Co-owner Bill Hardwick, third generation, worked at "Hardwick's" for many years. Bill was instrumental in transforming the business the last 46 years, it would not be as it is today without him for all those years. First and foremost we have had great blessings and thankfulness that our father passed on the business to his sons 41 years ago. We are going to continue "Hardwick’s", and it will always be known as "Hardwick & Sons" in honor of our father and my brother.
Born in Astoria, Oregon in 1944, William Hardwick (Bill) was the eldest of three children. He was a pretty smart fellow, focused and disciplined, and he would always win at games like Scrabble. He attained a Bachelor of Science in Chemistry and then was drafted in the Army. He scored high on the entrance exam and was offered an extra year to go to air missile radar school. On overseas duty, while defending the Panama Canal, he tested for his MOS (Military Occupation Service). Incredibly, he achieved the highest score ever, and was mentioned in Army newspaper ‘Stars and Stripes’. Bill put in a request to go to Vietnam but he was denied as he was deemed too valuable, so he commissioned to teach at the school of his MOS, in Ft. Bliss, El Paso, Texas.
Within a month after returning to Seattle (after his service offered a job with Raytheon in Massachusetts (eventual maker of the Patriot missile, that defended Israel in the Iraq conflict)) his father had a heart attack. Bill promised Dad that he would run the business until his father got back on his feet. Bill never left and Dad got well again.
Together, they ran the family business and Dad complemented Bill’s ability to buy used items from individuals. Bill had a methodical, calm style when he carefully told the seller what we need to do for the business and why he had to pay a certain amount for their items. This is how Hardwick’s became known as the “Swap Shop”.
Bill came to enjoy the work because it was hands-on and different everyday. Since, in essence, he was his own boss/manager he could test different ideas and concepts.

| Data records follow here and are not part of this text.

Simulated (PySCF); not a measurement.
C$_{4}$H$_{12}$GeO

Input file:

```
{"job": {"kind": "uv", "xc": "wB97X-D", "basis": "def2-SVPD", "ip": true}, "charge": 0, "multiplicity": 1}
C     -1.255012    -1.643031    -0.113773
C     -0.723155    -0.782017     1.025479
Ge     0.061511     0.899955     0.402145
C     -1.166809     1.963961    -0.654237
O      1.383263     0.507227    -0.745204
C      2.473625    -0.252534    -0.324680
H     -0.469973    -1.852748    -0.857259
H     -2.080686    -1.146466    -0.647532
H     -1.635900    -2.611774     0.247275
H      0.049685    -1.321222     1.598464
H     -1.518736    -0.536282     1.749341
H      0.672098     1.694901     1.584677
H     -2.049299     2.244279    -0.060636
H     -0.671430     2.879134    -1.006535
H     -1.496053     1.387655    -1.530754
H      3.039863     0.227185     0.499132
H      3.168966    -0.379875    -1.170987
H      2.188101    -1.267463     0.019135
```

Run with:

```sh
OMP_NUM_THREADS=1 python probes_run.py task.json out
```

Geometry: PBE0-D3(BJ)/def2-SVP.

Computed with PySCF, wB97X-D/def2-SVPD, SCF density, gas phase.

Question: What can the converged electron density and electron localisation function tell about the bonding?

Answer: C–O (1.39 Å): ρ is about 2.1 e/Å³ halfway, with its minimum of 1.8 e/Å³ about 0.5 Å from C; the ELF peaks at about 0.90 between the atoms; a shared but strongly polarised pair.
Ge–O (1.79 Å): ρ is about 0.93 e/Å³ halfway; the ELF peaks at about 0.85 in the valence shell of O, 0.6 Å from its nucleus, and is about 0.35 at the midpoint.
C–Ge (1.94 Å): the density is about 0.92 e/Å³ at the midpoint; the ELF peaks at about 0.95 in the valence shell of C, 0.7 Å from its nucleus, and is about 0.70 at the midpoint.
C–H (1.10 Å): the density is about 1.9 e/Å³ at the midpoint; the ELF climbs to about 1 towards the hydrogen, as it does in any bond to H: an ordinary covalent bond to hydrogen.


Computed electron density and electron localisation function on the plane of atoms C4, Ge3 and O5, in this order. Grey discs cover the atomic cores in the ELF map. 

I joined Bill in ’74 and together we built the business with more emphasis on tools for the trades and the name slowly morphed from Swap Shop to Hardwick’s. The next 13 out of 15 years had an increase of 20% per year. This would would not have been possible without Bill, the shear stress and volume of one person to handle the organized chaos and do improvements would be difficult at best.
In a recent Seattle PI article mentioning current difficulties with the gentrification of Seattle and the lack of affordability of tradesmen to live here, the heading of the article read, “Beloved Hardwick’s”. Bill was more than integral to that phrase. Rest in Peace.